The Edge

Richard Northedge takes on corporate finance

BP Plc gets its succession planning wrong

Choosing chief executives from a pool of internal candidates with decades of experience at the company may look like good succession planning but BP Plc (LON:BP) has proved yet again that it does not always work. Tony Hayward is the oil company’s third chief executive to tick all those boxes but who has been forced out.

Tesco is lauded for promoting from within, selecting CEOs who have spent their career with the company and thus know its culture and practices. But while that has worked spectacularly well at the supermarket group the same policy has proved disastrous at BP.

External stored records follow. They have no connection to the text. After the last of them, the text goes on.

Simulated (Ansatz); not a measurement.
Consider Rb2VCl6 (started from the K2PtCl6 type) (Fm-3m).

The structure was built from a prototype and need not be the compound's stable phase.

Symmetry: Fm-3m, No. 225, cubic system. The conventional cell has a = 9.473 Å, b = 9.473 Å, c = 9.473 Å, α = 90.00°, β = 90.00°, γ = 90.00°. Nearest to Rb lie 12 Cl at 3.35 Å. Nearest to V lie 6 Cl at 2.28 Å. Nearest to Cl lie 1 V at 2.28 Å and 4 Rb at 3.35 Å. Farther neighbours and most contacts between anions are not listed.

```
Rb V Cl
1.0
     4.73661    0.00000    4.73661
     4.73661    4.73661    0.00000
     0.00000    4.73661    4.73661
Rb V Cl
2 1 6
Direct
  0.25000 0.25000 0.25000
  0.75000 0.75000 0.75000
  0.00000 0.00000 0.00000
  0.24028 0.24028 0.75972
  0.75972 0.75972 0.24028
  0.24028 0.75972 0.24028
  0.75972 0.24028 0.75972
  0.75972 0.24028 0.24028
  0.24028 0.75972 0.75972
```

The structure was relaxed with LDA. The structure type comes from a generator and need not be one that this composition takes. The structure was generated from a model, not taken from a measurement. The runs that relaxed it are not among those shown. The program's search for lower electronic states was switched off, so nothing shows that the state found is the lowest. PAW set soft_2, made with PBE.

Hayward has been forced to quit for his handling of the aftermath of the blow-out in the Gulf of Mexico. His predecessor Lord Browne had to go because lying about his private life undermined the trust put in him in his corporate role. David Simon briefly headed the company before Browne became CEO in 1997 but left to become a government minister; he however had replaced Sir Robert Horton who was forced out because of disputes over his management style and the dividend policy.

Each of those ousted bosses had spent their working lives at BP, clocking up around 30 years each.

Horton doubled as chairman and BP has had similar problems with that position too. Peter Sutherland clashed publicly with Browne for many months before the incident that forced out the chief executive, but the oil group spent 17 months trying to find a replacement for him – and there is clearly now dissatisfaction with Carl-Henric Svanberg too.

BP has yet again turned to its pool of long-serving internal candidates in appointing Robert Dudley to replace Hayward but perhaps it should be questioning the policy of recruiting from its own ranks. The policy risks an in-breeding that prevents new views and cultures being brought into a company and can preserve bad practices.

The promote-from-within policy works well at Tesco because that company nurtures middle-managers with the intention that at least one will be suitable to rise to the top. It is not obvious that BP did that. Hayward may have proved his loyalty and been an expert geologist, but he clearly failed on important aspects of the CEO role, most notably on communication with press and politicians. If he had been groomed for the job, he would have been practised in those roles.

If BP takes succession planning seriously it should be running a nursery of executives who can become future chiefs. If Dudley has not been trained in all aspects of being the boss he will have to learn fast.



2 comments on “BP Plc gets its succession planning wrong”

  1. Luca says:

    It is unfortunate that you have your facts wrong, perhaps to purposely to make it fit the point you are trying to make? Lord Browne left BP because he had reached retirement age. This was publicised at the time. Yes he has a personal issue that prevented him from fighting harder with the board to work beyond retirement age, but at the end of 10 very successful years for BP he retired. Haywood on the otherhand had been very succesful, improved profits and the culture within the organisation. He has alot of support with investors and internal staff alike. His performance has been exceptional, however he is now the scapgoat for an irate american market, who aren’t prepared to wait for the investigation before finding Haywood and BP guilty.

    If you look at the facts, internal succession planning at BP has worked very well. The outsider (Svanberg) is the one who has failed dismally and he is an outsider hired in.

  2. Richard Northedge says:

    Browne had no wish to leave BP, retirement date or not. He and his chairman were in open dispute about this. A compromise was reached whereby he stayed on longer - but not as long as he wanted. But those plans were overtaken by the relevations about his statements about his private life which led to him leaving prematurely, immediately and in disgrace. None of that suggests smooth succession planning.